The process is working quite fast, as long as:

  • all heavy lifting is already done by the bundler
  • each file is managed in a separate thread, so if you are using code splitting the process might be quite fast.
  • you can opt-in for swc, making compilation 10 times faster - there is no need to apply any babel plugins again - they are already applied, so we are able to use more specialised tools.
  • bonus: you are getting polyfills for the "whole" bundle, all your node_modules are covered. As well as es5 for the whole bundle - if you are using some es6-based @sindresorhus modules, like query-string - it would just work without any extra configuration!
  • another bonus: it does not matter which framework or bundler you are using - this is working at deployment time. So - it would work even for closed systems like CRA.

In numbers - it's taking 10 seconds to handle bundle it takes 30 seconds to build 😒, and 30 seconds to handle bundle it takes 20 minutes to build 😃.

Bonus - you might use preset-modules, which is not adding any polyfills to create a bundle, and then use devolution to add required ones for your "esm bundle".

The point

The result bundles are the same. They are just laying in different directories. You can use __webpack_public_path__ to control which one has to be, or is loaded, while parcel would work out of the box.

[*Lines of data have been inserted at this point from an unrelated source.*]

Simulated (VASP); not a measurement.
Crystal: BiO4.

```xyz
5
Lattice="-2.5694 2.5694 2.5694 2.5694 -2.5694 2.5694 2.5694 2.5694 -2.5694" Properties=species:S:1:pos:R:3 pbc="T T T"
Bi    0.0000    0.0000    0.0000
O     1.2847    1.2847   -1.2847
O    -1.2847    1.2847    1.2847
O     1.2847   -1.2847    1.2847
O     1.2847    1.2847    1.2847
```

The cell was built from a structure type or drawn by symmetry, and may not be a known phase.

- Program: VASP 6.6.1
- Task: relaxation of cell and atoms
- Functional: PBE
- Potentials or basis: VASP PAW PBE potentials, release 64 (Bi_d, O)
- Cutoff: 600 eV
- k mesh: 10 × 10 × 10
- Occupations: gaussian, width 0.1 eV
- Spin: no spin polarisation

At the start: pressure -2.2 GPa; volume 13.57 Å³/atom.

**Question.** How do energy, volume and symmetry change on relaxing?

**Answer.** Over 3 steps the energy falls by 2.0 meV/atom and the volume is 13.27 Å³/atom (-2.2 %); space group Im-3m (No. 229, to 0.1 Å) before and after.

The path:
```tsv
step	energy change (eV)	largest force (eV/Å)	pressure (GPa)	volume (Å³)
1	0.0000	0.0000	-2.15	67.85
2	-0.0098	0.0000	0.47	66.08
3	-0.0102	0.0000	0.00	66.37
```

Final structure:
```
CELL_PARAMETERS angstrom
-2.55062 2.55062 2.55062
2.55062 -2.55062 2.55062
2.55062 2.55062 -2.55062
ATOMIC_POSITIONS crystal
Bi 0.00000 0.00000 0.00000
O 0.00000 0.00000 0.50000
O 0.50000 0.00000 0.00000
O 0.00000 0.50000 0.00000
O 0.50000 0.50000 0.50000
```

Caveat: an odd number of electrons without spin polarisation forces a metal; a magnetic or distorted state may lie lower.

Read an article about shipping module/nomodule bundles for details:

The real conclusion

  • you have to ship polyfills to support all possible browsers your customers might use
  • it's quite bad idea to ship all theoretically required polyfills to everybody
  • consider separating bundles for the "modern" and "legacy" browsers, or, at least, separating polyfills you are sending to your clients. Or, at least, use babel/polyfill with entry module useBuiltIns

And keep in mind

  • you are going to send more javascript code to the aged browsers, as long as it would be a result of a transpilation from es6-es7-es8.
  • amount of polyfills to be sent would increase and the numbers of features to polyfill grows
  • the "legacy customer" will suffer in any case, as long as even "modern customers" suffer - there is too much javascript around.
  • however, you might help at least the majority with a few lines

Start using double bundling. Please.
⚠️ However, removing polyfills, you dont need for the more modern bundle, could drive the biggest impact to the bundle size ⚠️, especially for the entry chunk.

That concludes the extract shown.